Struggling GNC Seeks to Reinvent Itself as Revenues Plunge
Following a 90-day review of GNC’s business, Interim Chief Executive Robert Moran described “a badly broken business model in need of change."
Amid efforts to reinvent itself, GNC Holdings Inc. (GNC) on Thursday reported plunging revenues in the third quarter and overall disheartening financial results, causing its share price to tumble as analysts cited the competitive pressures facing the retail giant.
Following a 90-day review of the business, Interim Chief Executive Robert Moran described “a badly broken business model in need of change," especially across five areas: the retail customer experience, pricing, GNC’s loyalty program, product innovation and marketing.

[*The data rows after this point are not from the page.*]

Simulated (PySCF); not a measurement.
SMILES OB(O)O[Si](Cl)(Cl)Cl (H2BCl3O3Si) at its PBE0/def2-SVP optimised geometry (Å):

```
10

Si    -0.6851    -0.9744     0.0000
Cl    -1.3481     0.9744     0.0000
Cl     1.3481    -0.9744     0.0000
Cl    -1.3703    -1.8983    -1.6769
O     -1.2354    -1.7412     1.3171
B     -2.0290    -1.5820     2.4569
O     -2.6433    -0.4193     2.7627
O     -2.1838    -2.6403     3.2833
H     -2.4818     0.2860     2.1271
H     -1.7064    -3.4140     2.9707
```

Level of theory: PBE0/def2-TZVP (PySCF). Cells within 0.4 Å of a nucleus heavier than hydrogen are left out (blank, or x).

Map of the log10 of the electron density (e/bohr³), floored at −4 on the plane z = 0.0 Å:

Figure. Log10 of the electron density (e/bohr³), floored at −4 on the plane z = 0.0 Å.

“GNC is on a journey and will not be turned around overnight," Moran acknowledged during a third-quarter conference call with analysts, which Seeking Alpha published. “It starts first with fixing the customer in-store experience, which has been subpar for some time. We must first earn back the trust of our customers, suppliers and associates."
GNC, the specialty retailer of vitamins and supplements, reported consolidated revenues of US$628 million, an 8.1 percent decline from the same period in 2015. Domestic retail same-store sales contracted 8.5 percent, or $35.2 million, year over year.
The poor performance in the quarter cascaded throughout the business, with net income ($32.4 million) down nearly 30 percent from the same quarter last year ($45.8 million).
Wall Street reacted harshly to the third-quarter results, punishing the stock price of a company that is reportedly in talks to sell itself, with several Chinese investors among the possible suitors.
The stock (NYSE: GNC) plunged from its $20.14 closing price the day before results were published to close at $15.13 the day of the earnings announcement. The stock price closed Oct. 28 at $13.48, reflecting a 52-week low.
Stephen Tanal of the investment bank Goldman Sachs slashed the firm’s 12-month price target on the stock to $12 from $22. Goldman Sachs has a “neutral" rating on the stock.
Pittsburg-based GNC faces steep competition from various sources, financial analysts said, complicating its efforts to rebound.
In vitamins and dietary supplements, GNC has ranked sixth in the United States in 2016 with 2 percent “value share," according to research from Euromonitor International. GNC holds 4 percent value share in the sports nutrition category, ranking fifth in the category, the market research firm noted in a company profile.
“We believe competitive pressure from the mass channel and online remains intense, and could prove insurmountable if GNC is unable to bridge its shortcoming in convenience or sufficiently differentiate its in-store experience or product offering, even if its prices match the competition," Goldman Sachs’ Tanal wrote in Oct. 28 equity research.
“Mass retailers that have pushed into this category are simply more convenient, and already part of consumers' regular shopping habits," the analyst added.
GNC has made a number of moves to transform its business, though some of the decisions have temporarily hurt the company.
· In the third quarter, the retailer aligned its dotcom and store pricing and jettisoned bulk sales. Moran described the changes as “the right thing for the brand in the business," but he said they caused GNC.com same-store sales to plummet more than 30 percent.
· GNC has appointed an executive (Jay Kent) to the newly created position of chief supply chain officer to assist with efforts to bolster its inventory. Moran noted too many stores are out of stock with products.
· The company will roll out tablets and Wi-Fi for its associates to better meet customers’ needs.
· GNC is adopting a new loyalty program (myGNC Rewards) in response to concerns that the Gold Card program is ineffective. The Gold Card Program was “outdated" and featured a pricing strategy that confused customers, Moran said in the call with analysts, and it failed to “drive the customer behaviors we wanted."
· Six weeks ago, GNC introduced a pilot program in seven markets to test a single-tier pricing strategy, according to Deutsche Bank Securities.
Research analyst Shane Higgins of Deutsche Bank Securities said GNC plans to unveil new pricing and its loyalty program by the end of 2016.
“We applaud GNC for taking decisive action to improve the trajectory of the business," Higgins said in an Oct. 27 research note, which rated the stock a “hold." “However, we expect the transition to be choppy, with sales and earnings to remain under pressure well into 2017."
GNC captures less than one-third, or 27 percent, of its most loyal customers’ purchases in the category of vitamins, minerals and supplements, according to equity analysts Karen Short and Sean Kras of Barclays, the banking and financial services company.
“As such, the business model may still remain under pressure even with the new pricing and loyalty strategies," the analysts wrote in Oct. 28 equity research.